Banks and miners have been rebounding a little of late, which has strengthened the index of top U.K. shares, but the banking sector was largely responsible for today's reversal.
But as ever with the market, this morning witnessed many individual shares within the FTSE indexes having a poor session. Here are three names the FTSE 100 should beat today.
Standard Chartered (LSE: STAN.L )
Standard Chartered, the one UK-listed bank pretty much untouched by scandal so far, slumped 19% to 1,190 pence -- and the plunge has been headline news since last night.
The bank has been accused by U.S. regulators of hiding transactions involving the Iranian government to the tune of $250 billion. With claims the bank conducted up to 60,000 transactions with clients in Iran, concealing them from regulators in defiance of sanctions against the country, it's feared Standard Chartered could lose its U.S. dealing license, which could seriously damage its worldwide business.
Pendragon (LSE: PDG.L )
Pendragon shares fell 7% to 15 pence after the car dealer announced a rise in profit for the first half of 2012. Reported pretax profit rose by 30% to 24 million pounds, but after adjusting for exceptional items, underlying pretax profit was up by a smaller margin of 8% to 19 million pounds.

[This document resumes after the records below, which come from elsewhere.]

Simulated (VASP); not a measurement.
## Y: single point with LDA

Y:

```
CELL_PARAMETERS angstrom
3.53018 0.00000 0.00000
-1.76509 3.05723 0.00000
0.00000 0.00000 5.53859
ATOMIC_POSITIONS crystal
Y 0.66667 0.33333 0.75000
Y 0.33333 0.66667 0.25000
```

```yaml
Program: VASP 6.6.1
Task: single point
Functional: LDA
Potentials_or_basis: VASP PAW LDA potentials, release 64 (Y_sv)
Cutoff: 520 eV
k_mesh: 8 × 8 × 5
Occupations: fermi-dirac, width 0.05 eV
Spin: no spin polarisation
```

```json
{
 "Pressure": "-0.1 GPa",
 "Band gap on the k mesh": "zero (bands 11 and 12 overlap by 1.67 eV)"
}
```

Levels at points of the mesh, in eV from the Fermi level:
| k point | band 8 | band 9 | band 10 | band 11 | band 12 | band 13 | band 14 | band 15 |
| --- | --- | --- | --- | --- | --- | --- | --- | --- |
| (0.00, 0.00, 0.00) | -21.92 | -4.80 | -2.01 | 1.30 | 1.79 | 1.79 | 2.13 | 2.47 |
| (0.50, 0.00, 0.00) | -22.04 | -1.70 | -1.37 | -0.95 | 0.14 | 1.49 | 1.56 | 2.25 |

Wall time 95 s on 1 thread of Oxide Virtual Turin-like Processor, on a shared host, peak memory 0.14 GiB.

However, with like-for-like vehicle volume growth ahead of the market and performance in line with expectations, things are looking pretty reasonable. And you'd have done well to buy Pendragon shares twelve months ago; they're up 50% since then.
Greggs (LSE: GRG.L )
Greggs fell back a little today, dropping 2% to 495 pence after the high-street baker unveiled its interim results. Like-for-like sales fell 2%, though total sales were up 5% to 350 million pounds, thanks to the opening of 33 new shops so far this year. There's a target of 90 new ones for the full year.
With growth progressing via motorway service stations and sales to frozen-food chain Iceland, the long term still looks good, even if high-street footfall was down a little. The dividend was lifted by 3.4% to 6 pence per share.